[PATCH OLK-6.6 v3 09/19] mm/numa: Use mem_sampling framework for NUMA balancing

18 May 2025

hulk inclusion
category:feature
bugzilla:https://gitee.com/openeuler/kernel/issues/IC8KS8
CVE: NA

--------------------------------

Integrate the mem_sampling framework into automatic NUMA balancing to
track memory access patterns.

Instead of relying on traditional mechanisms (e.g. page faults or PTE
access bits), Numa balancing can now optionally use hardware-assisted
sampling data provided by mem_sampling. This allows for more accurate
and lower-overhead detection of memory locality and task placement
decisions.

The integration ensures that NUMA balancing starts and stops sampling
using the mem_sampling abstraction, avoiding direct dependencies on
perf or architecture-specific drivers such as SPE.

This change lays the foundation for leveraging hardware sampling features
(e.g. ARM SPE) to improve NUMA-aware scheduling.

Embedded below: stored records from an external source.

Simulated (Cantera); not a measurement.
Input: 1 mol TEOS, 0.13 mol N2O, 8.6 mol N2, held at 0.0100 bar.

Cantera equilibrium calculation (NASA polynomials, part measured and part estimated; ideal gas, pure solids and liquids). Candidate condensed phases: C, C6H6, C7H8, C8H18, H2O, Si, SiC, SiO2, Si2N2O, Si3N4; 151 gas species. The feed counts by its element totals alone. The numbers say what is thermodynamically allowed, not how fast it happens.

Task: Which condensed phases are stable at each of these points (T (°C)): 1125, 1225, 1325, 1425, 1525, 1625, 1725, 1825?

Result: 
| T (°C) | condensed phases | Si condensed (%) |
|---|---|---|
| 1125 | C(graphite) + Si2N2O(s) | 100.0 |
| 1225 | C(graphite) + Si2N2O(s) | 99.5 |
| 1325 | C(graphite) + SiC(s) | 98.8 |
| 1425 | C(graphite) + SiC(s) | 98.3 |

Signed-off-by: Ze Zuo <zuoze1@huawei.com>
Signed-off-by: Tong Tiangen <tongtiangen@huawei.com>
Signed-off-by: Shuang Yan <yanshuang7@huawei.com>
---
 mm/Kconfig        |  13 ++++
 mm/mem_sampling.c | 186 +++++++++++++++++++++++++++++++++++++++++++++-
 2 files changed, 198 insertions(+), 1 deletion(-)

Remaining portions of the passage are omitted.